Did you know that YouTube kickstarted its video-sharing platform in 2005 by exploiting the interest-driven activities of girls and doxxing the controversial Nipplegate video?

Dr. Kyra Gaunt (University at Albany, SUNY) reveals the obscured musical contributions of Black girls who twerk while also exposing how music perpetuates patriarchal violence. This violence exists at the intersection of Black girls’ aspirational bedroom musical play, monetized streaming content, and the continuation of adolescent relationship violence and misogynoir through search algorithms and audience interactions. From YouTube to TikTok, PLAYED underscores the adverse childhood experiences masked by the perceived empowering qualities of music.

Streamed Live: https://clarku.zoom.us/j/93352298941

This event continues Clark’s celebration of Black History Month and is presented as part of the African American Intellectual Culture Series by the Higgins School of Humanities and the Office of the Provost at Clark University.

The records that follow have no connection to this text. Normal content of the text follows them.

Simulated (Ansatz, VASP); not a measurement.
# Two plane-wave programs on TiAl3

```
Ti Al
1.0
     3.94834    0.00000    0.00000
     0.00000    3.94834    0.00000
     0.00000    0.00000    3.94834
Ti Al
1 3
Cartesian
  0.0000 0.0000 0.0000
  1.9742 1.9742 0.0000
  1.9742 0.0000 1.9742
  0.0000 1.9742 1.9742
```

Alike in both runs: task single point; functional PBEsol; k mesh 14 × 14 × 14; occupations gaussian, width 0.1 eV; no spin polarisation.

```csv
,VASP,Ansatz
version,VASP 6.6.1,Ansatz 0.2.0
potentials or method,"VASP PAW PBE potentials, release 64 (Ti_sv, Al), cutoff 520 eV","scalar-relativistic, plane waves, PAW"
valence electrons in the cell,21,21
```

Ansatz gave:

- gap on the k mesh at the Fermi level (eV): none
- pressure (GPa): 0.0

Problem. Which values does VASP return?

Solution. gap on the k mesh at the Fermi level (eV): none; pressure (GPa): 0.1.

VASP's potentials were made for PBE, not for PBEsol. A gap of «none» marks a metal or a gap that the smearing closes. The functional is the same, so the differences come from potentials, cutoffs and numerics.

Admission is free and open to the public.

About the Speaker

Kyra Gaunt is a cutting-edge scholar in Black feminist music studies whose scholarship contributed to the emergence of Black girlhood studies, hip-hop feminism, and digital ethnomusicology. Her first book, “The Games Black Girls Play: Learning the Ropes from Double-Dutch to Hip-Hop,” funded by NEH and the Ford Foundation and winner of the 2007 Alan Merriam Prize from the Society for Ethnomusicology, continues to make waves in arts and culture. In 2015, it was a catalyst for the Bessie Award-nominated performance, “BLACK GIRL: Linguistic Play” by choreographer Camille A. Brown. In 2020, Gaunt’s article “The Magic of Black Girls Play” was commissioned by The New York Times and was an Editor’s Pick of the Day. And last year, she was featured in ESPN’s 30 for 30 documentary short, “Black Girls Play: The Story of Hand Games,” which won the 2023 Tribeca Film Festival and was poised for an Oscar nomination. Dr. Gaunt was recently inducted into the Alumni Hall of Fame at the University of Michigan and is on the University at Albany, SUNY faculty.